Vagrant Hyper-v and Ansible for disposable infrastructure environments

In this article we will cover how to provision virtual machines and automate installation of servers using Vagrant, Hyper-v and Ansible. This can came in hand if you want to simulate a infrastructure provider and don't want to use cloud. Maybe you have enough RAM and processor power to run it locally.

Before we get started lets cover some basics.

Alternatives to this method

If you don't want use you local machine, and maybe want to mimic production workloads you can use Terraform or Pulumi as alternatives to vagrant. This two software are more capable of provisioning in cloud environments like AWS or Azure. This way you could as with minimal effort reuse it in production on your work. The downside is that you have to pay for resources you use and depending on usage could not be cost effective.

As of the ansible part it covers post provision, so you still have advantages by learning this tool, even in cloud environments.

If you just want a dev environment with local services like database, then the best and more productive alternative is to use docker and docker-compose to declare your services and run it in just one command. This performs better and as I said is more straightforward.

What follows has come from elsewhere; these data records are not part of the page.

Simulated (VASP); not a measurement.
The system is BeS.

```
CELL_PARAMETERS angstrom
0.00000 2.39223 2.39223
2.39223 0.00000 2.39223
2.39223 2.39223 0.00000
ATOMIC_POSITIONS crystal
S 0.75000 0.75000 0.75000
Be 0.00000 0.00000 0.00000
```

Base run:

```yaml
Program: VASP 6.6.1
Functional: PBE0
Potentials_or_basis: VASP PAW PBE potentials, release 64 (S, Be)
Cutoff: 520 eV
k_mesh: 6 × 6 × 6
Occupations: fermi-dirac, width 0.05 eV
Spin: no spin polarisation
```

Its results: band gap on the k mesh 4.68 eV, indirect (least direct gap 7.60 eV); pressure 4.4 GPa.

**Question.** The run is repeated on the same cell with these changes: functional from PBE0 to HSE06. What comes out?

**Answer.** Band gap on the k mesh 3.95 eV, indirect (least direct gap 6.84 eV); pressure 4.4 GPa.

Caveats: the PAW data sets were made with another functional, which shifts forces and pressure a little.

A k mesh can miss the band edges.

You can also replace hyper-v with other VM provider.

Vagrant

Vagrant is a virtual machine provision tool that can automate the creation of VM's with predefined configurations. In this tool you can replicate a environment without manual intervention (mostly)

Vagrant also supports different providers (virtual machine technologies) like Vmware, Virtualbox, Libvirt, and even some cloud providers.

It works by interpreting a declarative configuration file that describes your requirements, packages, operating system configuration, users, and more. It will download a VM disk from the internet and use it as a base for cloning and creating the VM.

Works on Windows, Mac and Linux

Hyper-V

Hyper-v is a type 1 hypervisor build in in Windows Server, Windows >= 8 and is a performant free way to run virtual machines, if you already have a windows license.

The type 1 means it runs directly on the hardware, and even the host OS also runs as a VM with elevated privileges. Because of this your Windows 10 (Host) machine will run as a VM, but don't worry, it has access to hardware acceleration and even running games on it should not have a big performance drop.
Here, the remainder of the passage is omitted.